Camp Ganoga athletic director Don Roehm leads Boy Scouts in exercises in 1921. Scouts trooped about three miles into the isolated camp on the bank of the Big Conewago Creek near Strinestown after disembarking from the trolley in Manchester. This York County Heritage Trust photo was published in the book “On My Honor, 70 Years of Scouting in York & Adams Counties.” The Big Conewago is the symbolic divide between northern York County and the other two-thirds of the county. Background posts: Part of Elm Beech still visible and Northern York area strawberry part of Neapolitan county.

Monica Goodling, in the news recently for her practices in hiring federal prosecutors, lived in a region where northern York County met southern York County.
In a forthcoming York Sunday News column, I tell about the Conewago Creek region where she lived and how at least intra-county cultures met on its banks.
The column follows:

Monica Goodling left a light footprint on this area.
Not many York County people seem to remember much about her.
But the former York Haven-area resident became known to millions when she was named in a Justice Department report last week for allegedly playing politics in the hiring of career prosecutors.
Goodling attended high school south of the Big Conewago Creek at Northeastern Senior High School. But when the final school bell rang each day, she returned to her home north of the creek.
She might not be remembered for another reason.
When you get north of the Big Conewago where she lived, it’s a different world. Despite its name, that creek is not wide or deep, but it divides the county north and south.
Its northside residents consider Harrisburg their hub, and many people travel east for diversion.
Some go to Ocean City, N.J.
South of the Conewago, people gravitate to York and Baltimore.
They sun in Ocean City, Md.
The Big Conewago, draining the northern part of York County, forms an interesting cultural barrier, slicing the top angle of the triangular county away from the southern two angles.
The Redlands region is squarely located in this northern angle.
When trying to understand York County, local historian Jim Rudisill says, think Neapolitan ice cream.
In the southeastern part, a stone of a medium brown color was used for construction. In the Kreutz Creek and Codorus valleys extending from Wrightsville to Hanover, builders used white limestone.
The stone of choice in the county’s northern part was dark, reddish sandstone, hence its name, Redlands.
English Quakers largely settled north of the Conewago, and their band of meeting houses stretched from Newberrytown to Warrington Township. Their farmland was not as fruitful as the county’s limestone-rich central valley. But they had the Susquehanna River nearby that provided opportunities for commerce and transportation.
Agriculturally oriented Germans were the primary group south of the Conewago, with Scots-Irish in the southeast angle and spotted throughout.
And in the days before bridges, even the shallow Conewago spelled transportation problems during certain seasons.
Much of this discussion about the north and south boils down to the ease of traveling from, say, York Haven to the closer Harrisburg compared to the trip across the Conewago to distant York.
Even today, many people north of the Conewago prefer to shop in suburban Harrisburg or the West Shore.
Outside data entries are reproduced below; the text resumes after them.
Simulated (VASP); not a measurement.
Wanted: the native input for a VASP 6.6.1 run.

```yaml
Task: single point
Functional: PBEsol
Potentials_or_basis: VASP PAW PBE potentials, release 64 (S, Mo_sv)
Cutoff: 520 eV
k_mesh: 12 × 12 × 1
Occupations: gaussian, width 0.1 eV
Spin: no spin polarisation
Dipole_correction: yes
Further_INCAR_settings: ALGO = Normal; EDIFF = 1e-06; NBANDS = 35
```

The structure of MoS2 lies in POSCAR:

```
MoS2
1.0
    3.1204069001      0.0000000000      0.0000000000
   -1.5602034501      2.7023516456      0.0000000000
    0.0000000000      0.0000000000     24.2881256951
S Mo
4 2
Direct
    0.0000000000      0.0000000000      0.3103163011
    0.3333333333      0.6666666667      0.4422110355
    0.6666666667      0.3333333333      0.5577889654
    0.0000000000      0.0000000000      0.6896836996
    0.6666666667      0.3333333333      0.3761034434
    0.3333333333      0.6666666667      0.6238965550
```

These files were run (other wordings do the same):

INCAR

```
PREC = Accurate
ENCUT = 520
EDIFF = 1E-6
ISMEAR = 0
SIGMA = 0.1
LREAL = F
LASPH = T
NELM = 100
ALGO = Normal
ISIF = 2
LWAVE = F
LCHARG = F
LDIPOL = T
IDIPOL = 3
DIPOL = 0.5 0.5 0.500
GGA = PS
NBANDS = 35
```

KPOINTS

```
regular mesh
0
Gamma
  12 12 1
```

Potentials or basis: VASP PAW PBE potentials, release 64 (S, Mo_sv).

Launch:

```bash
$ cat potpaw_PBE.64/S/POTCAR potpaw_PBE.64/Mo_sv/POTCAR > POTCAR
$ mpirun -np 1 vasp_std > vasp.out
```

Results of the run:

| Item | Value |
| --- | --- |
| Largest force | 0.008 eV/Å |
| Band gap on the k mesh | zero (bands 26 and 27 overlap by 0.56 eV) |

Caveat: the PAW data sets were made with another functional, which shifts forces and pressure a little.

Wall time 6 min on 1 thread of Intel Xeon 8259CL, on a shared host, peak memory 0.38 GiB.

The Conewago crossing between Manchester and York Haven — where south meets north and Monica Goodling crossed on her way to high school — has been the site of many significant moments.
The invading Confederates burned bridges along the creek during their pre-Gettysburg raid in 1863.
The Northern Central Railroad crossed there, as did the pike to Harrisburg.
Trolleys traversed a Conewago bridge on the run from York to York Haven during the first third of the 20th century.
Each summer in the 1920s, Boy Scouts would disembark from the trolley near Cold Springs Park in Manchester. According to one Boy Scout history, they would then trek to Camp Ganoga near Strinestown, about three miles upstream.
Picnickers from Cold Springs, a park designed to spark weekend trolley business on the south side, would ride the trolley across the bridge to a cement slab called Elm Beach on the north side.
After swimming in the Conewago, sunbathers could go to the nearby Conewago Inn for their specialty — turtle soup.
Monica Goodling gravitated northward to college, of course, graduating from Messiah College in the mid-1990s.
She has long since left the county, and people seem to be straining their brains to recall much about her.

But soon, any thought of her might be eclipsed.
There’s something else to occupy minds in the Conewago borderlands in August – an event that at last might draw York County’s north and south a bit closer together.
Varsity football is coming to Northeastern Senior High School.
For years, the school has been the only public high school in the county without football and its inherent community-building qualities.
Come 7 p.m., Friday, Aug. 29, that will change and people from both sides of the creek will view gridiron action versus East Juniata High School.
May concessionaires grab the symbolic moment and sell Neapolitan ice cream.